I saw a kit for a gingerbread house in the store. It reminded me that I still don’t understand the point of gingerbread houses. When I was a kid I’d see them in stores, maybe in displays at the mall, and sometimes at school. Sometimes classmates made them and brought them in to show off. All that left me wondering, hey, when do we get to eat the gingerbread house? If anyone did I wasn’t around to get a piece. And I wanted a piece. I loved, and still love, gingerbread, and also ginger ale, ginger beer, ginger snaps. When it came to Gilligan’s Island I wanted to hang out with the Professor, but that’s another story. A friend of my parents who loved to throw dinner parties made homemade gingerbread, and it’s still the best I ever had. It was thick and soft, more like cake than bread, and she’d lightly drizzle it with a lemon sauce. Such intense flavors shouldn’t work together but they did; the lemon heightened the spiciness of the ginger.
Now that we’ve got a whole series that asks the question Is It Cake? a gingerbread house might seem, at best, retro—and maybe that’s part of the appeal. There’s a nostalgia factor. The history of gingerbread in Europe goes back over a thousand years; in the Middle East and beyond it goes back even further since it was brought to Europe by returning Crusaders. In the 17th century guilds controlled the production of gingerbread for most of the year, but at Christmas and Easter anyone could bake it—anyone who could afford it, anyway. Ginger was a very expensive import then, though by the 19th century it was easier to get. Charles Baudelaire sent gingerbread as a gift to friends, and recommended “English gingerbread, very thick, very black, so close that it has neither holes nor pores…”

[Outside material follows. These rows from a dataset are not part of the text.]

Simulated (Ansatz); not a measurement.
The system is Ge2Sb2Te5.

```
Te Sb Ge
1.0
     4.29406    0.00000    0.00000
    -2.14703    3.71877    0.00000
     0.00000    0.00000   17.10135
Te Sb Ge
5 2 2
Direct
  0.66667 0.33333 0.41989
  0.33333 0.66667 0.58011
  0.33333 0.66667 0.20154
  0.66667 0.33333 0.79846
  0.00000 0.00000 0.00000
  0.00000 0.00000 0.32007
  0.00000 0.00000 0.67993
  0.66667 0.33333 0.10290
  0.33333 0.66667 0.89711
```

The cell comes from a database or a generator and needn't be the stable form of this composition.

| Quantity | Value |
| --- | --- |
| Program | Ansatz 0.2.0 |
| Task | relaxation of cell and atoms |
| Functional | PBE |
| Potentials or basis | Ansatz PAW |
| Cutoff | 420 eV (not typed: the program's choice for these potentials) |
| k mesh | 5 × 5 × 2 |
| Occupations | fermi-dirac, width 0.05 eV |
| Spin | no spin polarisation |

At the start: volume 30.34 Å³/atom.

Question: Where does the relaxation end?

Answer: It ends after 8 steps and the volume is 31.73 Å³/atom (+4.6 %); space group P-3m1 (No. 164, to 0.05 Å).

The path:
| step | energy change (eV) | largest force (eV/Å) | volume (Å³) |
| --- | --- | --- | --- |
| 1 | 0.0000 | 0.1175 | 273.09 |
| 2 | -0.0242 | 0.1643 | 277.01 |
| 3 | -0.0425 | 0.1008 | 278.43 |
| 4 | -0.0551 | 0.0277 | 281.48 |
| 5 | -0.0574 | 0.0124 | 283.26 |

And I also found this from The Country of Pointed Firs by Sarah Orne Jewett:
[T]he most renowned essay in cookery on the tables was a model of the old Bowden house made of durable gingerbread, with all the windows and doors in the right places, and sprigs of genuine lilac set at the front. It must have been baked in sections, in one of the last of the great brick ovens, and fastened together on the morning of the day. There was a general sigh when this fell into ruin at the feast’s end, and it was shared by a great part of the assembly, not without seriousness, and as if it were a pledge and token of loyalty. I met the maker of the gingerbread house, which had called up lively remembrances of a childish story. She had the gleaming eye of an enthusiast and a look of high ideals.
“I could just as well have made it all of frosted cake,” she said, “but ‘twouldn’t have been the right shade; the old house, as you observe, was never painted, and I concluded that plain gingerbread would represent it best. It wasn’t all I expected it would be,” she said sadly, as many an artist had said before her of his work.
It sounds wonderful but she still doesn’t answer the question, did they eat the gingerbread house?
Thanks for a very illuminating, delicious, and comforting post, my friend.
Ann Koplow recently posted…Day 4352: Comfort
Shortly after posting this I was talking to a friend who said she’d made some gingerbread houses but, like me, really didn’t see the point. She said by the time she was allowed to break them down and eat them the gingerbread had gotten stale. Anyway I’m glad this didn’t give you indigestion.